If you have relatively few pieces of text (for example, around N = 1000 pieces of text), and it's OK for your system to occasionally give a "false positive",
you might consider using a truncated hash.
For example:
Alice has a database of around N = 1000 sensitive documents on a secured computer that is normally turned off.
Alice is willing to have a false positive error rate of e = 1/100.
Before that computer is turned off, Alice uses that computer with any cryptographically secure hash function (SHA-3, BLAKE, Argon2, etc.) to hash each document (perhaps using the same publicly-published salt value for all 1000), then
truncate the hash to log2( N/e ) = log2( 1000 * 100 ) = around 17 bits,
then copy those 17-bit truncated hashes to a USB stick and then puts that USB stick in a separate server that Alice keeps turned on and allows the public to access.
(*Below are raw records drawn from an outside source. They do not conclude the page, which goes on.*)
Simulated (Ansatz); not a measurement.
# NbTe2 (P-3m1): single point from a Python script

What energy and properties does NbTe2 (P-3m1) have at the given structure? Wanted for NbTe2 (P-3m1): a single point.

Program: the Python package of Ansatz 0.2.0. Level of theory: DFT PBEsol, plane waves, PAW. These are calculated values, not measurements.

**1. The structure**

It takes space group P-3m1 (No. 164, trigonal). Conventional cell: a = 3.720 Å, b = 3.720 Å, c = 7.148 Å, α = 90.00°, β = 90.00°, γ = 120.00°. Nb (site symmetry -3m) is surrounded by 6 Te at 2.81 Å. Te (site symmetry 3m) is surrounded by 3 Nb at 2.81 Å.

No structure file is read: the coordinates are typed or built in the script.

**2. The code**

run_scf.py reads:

Later, Bob has some allegedly sensitive document in hand and wonders if it is the same as one of those previous documents.
So Bob hashes the document in hand, and compare its 17-bit truncated hash to each of the roughly 1000 hash values on the server (possibly using a relatively quick binary search).
The result will always be one of:
- No match: No, that document is definitely not on the secured computer
- Match: That document might be on the secured computer.
This algorithm is fairly resistant to the "learn the remaining information attack",
because there are so many false positives it's difficult for an attacker to figure out which one is the actual remaining information.
If someone randomly generates a bunch of documents (none of which exactly match any of the sensitive documents), I expect about 1% of those documents to have a coincidentally-matching hash value, giving the "false positive" of "That document might be on the secured computer".
The remaining 99% of those documents give the correct "No, that document is definitely not on the secured computer".